2016 LBMA/LPPM Conference in Singapore – Singapore’s Precious Metals Industry Poised for Growth
9 November 2016
Singapore Bullion Market Association
With a healthy regional demand for bullion metals, Singapore positions itself as a trade centre for the industry
Despite regulation and global economic uncertainty, the arrival of the LBMA Precious Metals Conference in Singapore for its 2016 edition reflected the industry’s positive demand outlook for the region, as well as the country’s ambition to be a leading bullion hub in Asia.
Delivering the conference’s opening speech was Minister for Trade and Industry (Trade) Lim Hng Kiang, who talked about the developments in Singapore’s Investment Precious Metals (IPM) sector, which has benefitted from Asian opportunities. In particular, Mr Lim highlighted the country’s growth across the entire precious metals value chain, including refining, secured logistics and trading, since removing the Goods & Services Tax on IPM in 2012.
Mr. Lim pointed out that in 2015; the physical volume of gold traded in Singapore was about five times the amount traded in 2012, and that employment in this sector doubled to more than 280 jobs in the same period. Metalor Singapore, which commenced operations in 2014, has already grown to be the largest LBMA Good Delivery List refinery in Southeast Asia. In 2015, it quadrupled its production to more than 100 tonnes.
Instrumental to the growth of the industry has been the role of the Singapore Bullion Market Association (SBMA), which serves as the point of contact for foreign precious metals businesses seeking to establish a presence in Singapore. The association has grown with the help of International Enterprise (IE) Singapore, with which it is working to upgrade the market ecosystem.
In one of the biggest announcements at the two-day conference, Mr. Lim said that Singapore hopes to attract more trading houses to its shores by establishing an LBMA “Pre-AM” Benchmark Gold Price at 2:00 pm Singapore time in conjunction with LBMA and ICE Benchmark Administration (IBA) in a number of currencies to cater for the gold market in Asia. It could be introduced as soon as early next year, if results of a joint feasibility study are positive, SBMA said.
“Given Asia’s growing importance as a source of demand for gold, it has become increasingly paramount for gold prices to be set in Asian business hours”, Mr. Lim said. An earlier auction would reduce the exposure by traders to intra-day price volatility and overnight foreign exchange risks, as is the case now, with daily auctions in London held at 5:30 pm and 10:00 pm Singapore time.
Delegates at the conference expressed a healthy outlook for gold and other precious metals in Asia, owing to their status as a safe haven asset in the face of a looming global trade slowdown, and because of demand brought about by the continent’s demographic changes and growing market, particularly in the luxury segment.

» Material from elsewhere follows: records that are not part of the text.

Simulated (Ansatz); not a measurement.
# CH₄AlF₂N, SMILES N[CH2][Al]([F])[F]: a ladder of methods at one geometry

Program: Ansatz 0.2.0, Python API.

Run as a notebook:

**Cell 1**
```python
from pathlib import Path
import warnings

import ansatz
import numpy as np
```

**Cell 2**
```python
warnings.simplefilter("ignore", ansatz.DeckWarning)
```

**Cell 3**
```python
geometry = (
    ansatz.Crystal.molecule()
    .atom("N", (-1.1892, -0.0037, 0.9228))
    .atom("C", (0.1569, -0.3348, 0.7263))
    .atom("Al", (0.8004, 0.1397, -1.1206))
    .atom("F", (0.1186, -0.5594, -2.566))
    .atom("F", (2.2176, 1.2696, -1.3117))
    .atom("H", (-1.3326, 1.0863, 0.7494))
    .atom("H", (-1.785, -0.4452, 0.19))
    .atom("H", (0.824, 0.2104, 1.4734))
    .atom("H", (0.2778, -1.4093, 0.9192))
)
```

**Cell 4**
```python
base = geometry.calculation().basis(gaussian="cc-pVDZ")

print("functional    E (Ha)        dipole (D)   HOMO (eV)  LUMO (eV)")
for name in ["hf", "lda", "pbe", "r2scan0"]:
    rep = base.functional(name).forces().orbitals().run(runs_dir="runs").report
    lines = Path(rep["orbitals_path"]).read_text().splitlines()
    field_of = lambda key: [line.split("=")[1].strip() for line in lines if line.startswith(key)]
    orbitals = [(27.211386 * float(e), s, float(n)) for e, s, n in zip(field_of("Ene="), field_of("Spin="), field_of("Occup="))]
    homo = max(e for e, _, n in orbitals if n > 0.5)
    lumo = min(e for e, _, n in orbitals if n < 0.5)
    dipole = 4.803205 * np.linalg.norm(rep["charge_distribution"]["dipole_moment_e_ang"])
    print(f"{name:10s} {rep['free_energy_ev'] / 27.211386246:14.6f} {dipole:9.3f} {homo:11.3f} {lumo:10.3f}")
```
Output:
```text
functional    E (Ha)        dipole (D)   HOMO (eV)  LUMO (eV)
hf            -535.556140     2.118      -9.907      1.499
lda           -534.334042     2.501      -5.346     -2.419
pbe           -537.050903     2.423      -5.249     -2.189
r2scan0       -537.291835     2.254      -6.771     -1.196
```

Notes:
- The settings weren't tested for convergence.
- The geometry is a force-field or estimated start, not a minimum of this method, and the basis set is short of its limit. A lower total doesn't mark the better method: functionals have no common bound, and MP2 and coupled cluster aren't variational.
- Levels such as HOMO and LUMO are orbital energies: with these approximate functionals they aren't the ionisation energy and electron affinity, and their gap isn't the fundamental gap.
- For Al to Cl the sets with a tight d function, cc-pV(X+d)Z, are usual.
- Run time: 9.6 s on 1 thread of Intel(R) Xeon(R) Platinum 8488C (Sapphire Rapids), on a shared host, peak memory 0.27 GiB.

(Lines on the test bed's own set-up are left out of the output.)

On Sunday, the Chinese Gold and Silver Exchange Society (CGSE) hosted a pre-conference workshop in conjunction with SBMA. Titled “Building a Physical Gold Corridor in Asia – Shanghai-Hong Kong/Qianhai-Singapore”, the session discussed the benefits of linking the precious metals markets of these cities.
As they each currently have different locational advantages, hardware availability, secured logistics and storage facilities, financial infrastructure and clearing system, regulatory environment, trading framework and talents, linking them in an ecosystem will facilitate the flow of money and physical gold within the corridor to their respective hinterlands, and expand the access of both producers and consumers, according to SBMA CEO Albert Cheng.
CGSE president Steven Chan and former CGSE president Haywood Cheung elaborated on the proposed physical gold corridor, which also lies within China’s strategic “Belt and Road” development plan. At the same time, Dong Feng from Ping An Commodities Trading in Shenzhen explained how the Qianhai free trade zone, with its vaulting, trading and clearing facilities can act as a bridge and facilitate the trading of gold between parties in Hong Kong and China.
Singapore’s role, apart from continuing to provide a favourable trading infrastructure for bullion, would also see it developing a platform for linking ASEAN with Asia and the rest of the global gold market through advocacy, networking at conferences, regional forums and outreach events, as well as facilitating the sharing of best practices and know-how to raise the level of transparency and professionalism in the industry.
“By taking on this role, we can help build Singapore’s relevancy in the regional gold market”, Mr. Cheng said.